Reputation:
i am currently developing a API for a service and was wondering if this could be classed as safe enough to prevent injection and/or other malicious attacks to the databases.
$username = mysql_real_escape_string(ereg_replace("[^A-Za-z0-9]", "", $_REQUEST['username']));
$password = mysql_real_escape_string(ereg_replace("[^A-Za-z0-9]", "", $_REQUEST['password']));
What this is doing is stripping out everything but letters and numbers and then running the mysql_real_escape_string command to run a fine comb in case something managed to get though.
Upvotes: 1
Views: 96
Reputation: 13574
Nathaniel,
Should be fine your usernames (maybe add '_' to the RE) but you've got a real problem with passwords, haven't you? Any half decent authentication actively encourages a user to choose a password which contain symbol(s), as well as letters, UPPERCASE LETTERS, and numbers.
So I guess I'd just stick to using mysql_real_escape_string - Escapes special characters in a string for use in an SQL statement ... after CAREFULLY reading the documentation, of course.
Cheers mate. Keith.
Upvotes: 0
Reputation: 1621
Just your regex would be enough, without any further cleaning.

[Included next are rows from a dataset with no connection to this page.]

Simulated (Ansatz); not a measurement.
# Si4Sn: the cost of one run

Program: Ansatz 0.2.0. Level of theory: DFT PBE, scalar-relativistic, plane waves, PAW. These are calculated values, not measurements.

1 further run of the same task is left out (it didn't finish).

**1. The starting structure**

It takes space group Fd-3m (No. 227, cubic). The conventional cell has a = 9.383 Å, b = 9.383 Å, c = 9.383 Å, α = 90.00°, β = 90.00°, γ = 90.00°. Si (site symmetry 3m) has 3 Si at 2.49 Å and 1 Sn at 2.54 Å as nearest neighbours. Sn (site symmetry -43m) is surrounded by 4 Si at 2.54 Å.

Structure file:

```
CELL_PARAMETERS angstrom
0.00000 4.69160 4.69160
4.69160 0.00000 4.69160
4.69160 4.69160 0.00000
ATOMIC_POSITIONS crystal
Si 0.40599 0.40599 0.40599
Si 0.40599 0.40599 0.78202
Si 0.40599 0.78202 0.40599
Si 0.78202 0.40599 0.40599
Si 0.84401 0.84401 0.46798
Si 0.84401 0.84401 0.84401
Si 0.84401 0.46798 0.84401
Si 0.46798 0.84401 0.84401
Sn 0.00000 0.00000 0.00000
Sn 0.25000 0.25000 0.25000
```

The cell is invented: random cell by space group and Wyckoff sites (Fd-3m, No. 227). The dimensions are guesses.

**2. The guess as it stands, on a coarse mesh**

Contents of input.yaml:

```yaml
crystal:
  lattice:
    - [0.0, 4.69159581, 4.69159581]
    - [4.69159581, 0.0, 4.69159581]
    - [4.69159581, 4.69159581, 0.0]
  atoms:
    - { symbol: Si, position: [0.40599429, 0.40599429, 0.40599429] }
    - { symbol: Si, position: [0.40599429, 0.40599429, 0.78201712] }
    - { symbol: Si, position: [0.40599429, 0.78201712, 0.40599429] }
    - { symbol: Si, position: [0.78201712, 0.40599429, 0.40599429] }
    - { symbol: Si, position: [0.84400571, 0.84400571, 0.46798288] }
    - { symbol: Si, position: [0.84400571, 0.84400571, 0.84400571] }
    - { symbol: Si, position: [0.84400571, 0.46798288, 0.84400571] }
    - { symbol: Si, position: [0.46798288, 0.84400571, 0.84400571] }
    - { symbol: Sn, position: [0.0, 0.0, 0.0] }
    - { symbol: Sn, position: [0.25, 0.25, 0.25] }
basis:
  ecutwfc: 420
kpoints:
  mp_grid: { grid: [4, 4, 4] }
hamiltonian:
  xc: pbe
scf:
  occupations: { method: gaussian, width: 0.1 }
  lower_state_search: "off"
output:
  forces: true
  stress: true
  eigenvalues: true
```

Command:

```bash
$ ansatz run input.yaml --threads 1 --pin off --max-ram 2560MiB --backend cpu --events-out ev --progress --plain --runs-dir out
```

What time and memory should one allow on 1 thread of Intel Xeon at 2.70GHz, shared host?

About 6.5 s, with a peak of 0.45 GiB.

However, you should consider creating some sort of layer between your forms and the database to do this cleaning automatically.
Upvotes: 0
Reputation: 490423
Skip the deprecated ereg_replace()
function and just use mysql_real_escape_string()
.
Also, why would you want to limit the user's password to a subset of chars. This just makes breaking in much easier.